Over fifty Universities and eight Public Research Centres are the main actors at the core of the Spanish public research system. Due to a decentralization of responsibilities, most of the Universities are organized under the regional governments of the Autonomous Communities. Nevertheless, two of them, as well as the Public Research Centres, fall under the Central Government responsibility. Additionally, research activities are also developed in the business sector, private higher education institutions, or technological centres, among others.
 
In this context, the National Research Council (CSIC) is the largest public institution dedicated to research in Spain. Organized in multidisciplinary centres and institutes, CSIC counts with the 6% of all the staff dedicated to R&D in Spain, and generates approximately 20% of all scientific production in the country.

Major Spanish research funders

The main funders of the research activities in Spain are the Ministry of Economy and Competitiveness of the Central Government and its counterparts in the Autonomous Communities. Public Administration funding is implemented through national and regional competitive calls out of their R&D funding programmes. The Spanish Science, Technology and Innovation Act has also foster the creation of the National Research Agency as the National Funding Agency.

Funders mandates

State-level, the Spanish Science, Technology and Innovation Act published in June 2011 includes an open access mandate for publicly funded research, and the Ministry of Education has established a mandate to deposit theses and to make them publicly available in the institutional repositories. To aid in the process of adaptation to the institutional mandate, a remarkable initiative of the Spanish Foundation for Science and Technology (FECYT) was to create a working group whose output is a set of recommendations on open access dissemination.
 
At the regional level, two Autonomous Communities, (Madrid and Asturias established open access mandates. In addition, Catalonia has been also very active taking steps forward to achieve an institutional policy to promote open access within its universities.
 
A steering committee following up the compliance with OA mandate at the state-level is coordinated by FECYT. The group of experts has developed a methodology and the limitations of the study and the steps forward for upcoming studies were the main issues addressed. Some of the steps forward to overcome limitations highlighted were the need to establish a project code structure at the national level besides the improvement on the identification and normalization of the funding information in repositories. Full text of the report is available to download in Spanish.

EC research funding in Spain

Performing a preliminary assessment, FP7 funding activities (2007-2013) led Spanish entities to obtain over 2969 million euros, which means a return of 8.3% of the budget estimated over the UE-27, achieving the 5th position in the rank and making the FP one of the main sources of research funding in Spain.

Open Access and Repositories

An increasing number of research institutions are developing their own institutional policies to foster the adoption of open access practices, whether in the form of institutional declarations, recommendations or compulsory requirements. Currently, about 26 institutions have published any of those documents, and out of those, 17 universities published their own policies on open access.
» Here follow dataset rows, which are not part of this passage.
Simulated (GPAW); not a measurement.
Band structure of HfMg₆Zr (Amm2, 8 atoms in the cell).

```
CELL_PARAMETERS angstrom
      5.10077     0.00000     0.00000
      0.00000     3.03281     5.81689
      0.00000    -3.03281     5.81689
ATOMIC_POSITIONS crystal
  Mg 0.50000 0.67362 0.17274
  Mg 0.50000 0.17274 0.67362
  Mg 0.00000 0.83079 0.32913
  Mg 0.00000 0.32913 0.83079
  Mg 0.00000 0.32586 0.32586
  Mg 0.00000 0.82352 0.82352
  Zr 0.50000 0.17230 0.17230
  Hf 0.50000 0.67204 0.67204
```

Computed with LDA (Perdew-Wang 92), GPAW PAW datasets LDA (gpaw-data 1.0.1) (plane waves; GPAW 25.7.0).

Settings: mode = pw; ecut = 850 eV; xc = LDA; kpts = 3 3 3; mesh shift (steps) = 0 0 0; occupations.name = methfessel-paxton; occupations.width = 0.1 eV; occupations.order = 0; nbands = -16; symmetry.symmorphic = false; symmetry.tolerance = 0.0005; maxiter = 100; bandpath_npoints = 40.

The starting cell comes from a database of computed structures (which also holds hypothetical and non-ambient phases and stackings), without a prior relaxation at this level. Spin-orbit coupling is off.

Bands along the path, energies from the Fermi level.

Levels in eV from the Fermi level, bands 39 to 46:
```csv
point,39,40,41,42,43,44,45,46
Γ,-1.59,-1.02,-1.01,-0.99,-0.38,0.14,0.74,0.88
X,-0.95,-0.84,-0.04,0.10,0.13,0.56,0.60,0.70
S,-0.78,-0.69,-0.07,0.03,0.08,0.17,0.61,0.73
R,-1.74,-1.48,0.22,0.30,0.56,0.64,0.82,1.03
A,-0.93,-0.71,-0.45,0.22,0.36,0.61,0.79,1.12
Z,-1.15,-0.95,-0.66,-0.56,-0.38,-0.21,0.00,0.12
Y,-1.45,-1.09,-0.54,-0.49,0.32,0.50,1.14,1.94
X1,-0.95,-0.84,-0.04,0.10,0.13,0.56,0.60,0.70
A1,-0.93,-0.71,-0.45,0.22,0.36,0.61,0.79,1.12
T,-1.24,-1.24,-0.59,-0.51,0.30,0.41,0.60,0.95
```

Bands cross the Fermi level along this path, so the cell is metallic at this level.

Institutional efforts have been raising awareness, supported as well by the infrastructure needed in the form of institutional repositories. Nevertheless, support services focused on open access seem to be lacking in many institutions.

Additionally, a flagship project developed in collaboration by the Spanish Foundation for Science and Technology (FECYT) and the Network of Spanish University Libraries (REBIUN) created the platform RECOLECTA, a nationwide infrastructure of open access scientific repositories, providing services to repository managers, researchers and decision makers. About 73 repositories, mainly institutional, are being harvested by RECOLECTA, besides other resources such as open access journals.

Open Access projects and initiatives

  • RECOLECTA. A joint program of REBIUN/FECYT to promote, support and coordinate the cohesive development of the Spanish digital repositories infrastructure for open access, dissemination and preservation of Spanish publicly funded research results, and to develop, or allow third parties to develop, services and functionalities over those scientific results for researchers and the wider community. Additionally, RECOLECTA organizes periodically working groups, fostering discussion on topics related to open access and providing recommendations to the community. A good example of that can be found on the Working Group on “The depositing and management of data in Open Access” and their conclusions can be found in a report on preservation and reuse of scientific data in Spain.
  • e-ciencia. (Consorcio Madroño, Madrid) harvester for public universities in the region, including UNED (National Distance Education University of Spain) and the CSIC (Spanish National Research Council) repositories.
  • Research Group “acceso abierto a la ciencia”. The Research Group's goal is to become a source of information about Open Access and a forum for discussion and sharing experiences. The portal offers valuable tools for authors:
    • Dulcinea, especially useful for authors, providing information about publishers’ copyright terms and self-archiving policies (),
    • BuscaRepositorios, Directory of Spanish Institutional Open Access Repositories.
    • Melibea, International Directory of institutional OA.
  • Maredata: Spanish network about research open data in which are taking part 7 institutions (CSIC-IATA, CSIC-INGENIO-UV, UA, UB, UC3M, UOC, UPV), with research lines related to research data management, such as: interoperability, publication, access, preservation or impact. Their aim is to coordinate those research activities and to contribute to a open science framework in Spain.

Open Access Repositories

Spain currently has over 70 repositories and a fully operable national repository network. Most Spanish repositories are institutional, mainly created by universities, but there are also research institutions or even private organizations involved in the development of different kinds of open access repositories.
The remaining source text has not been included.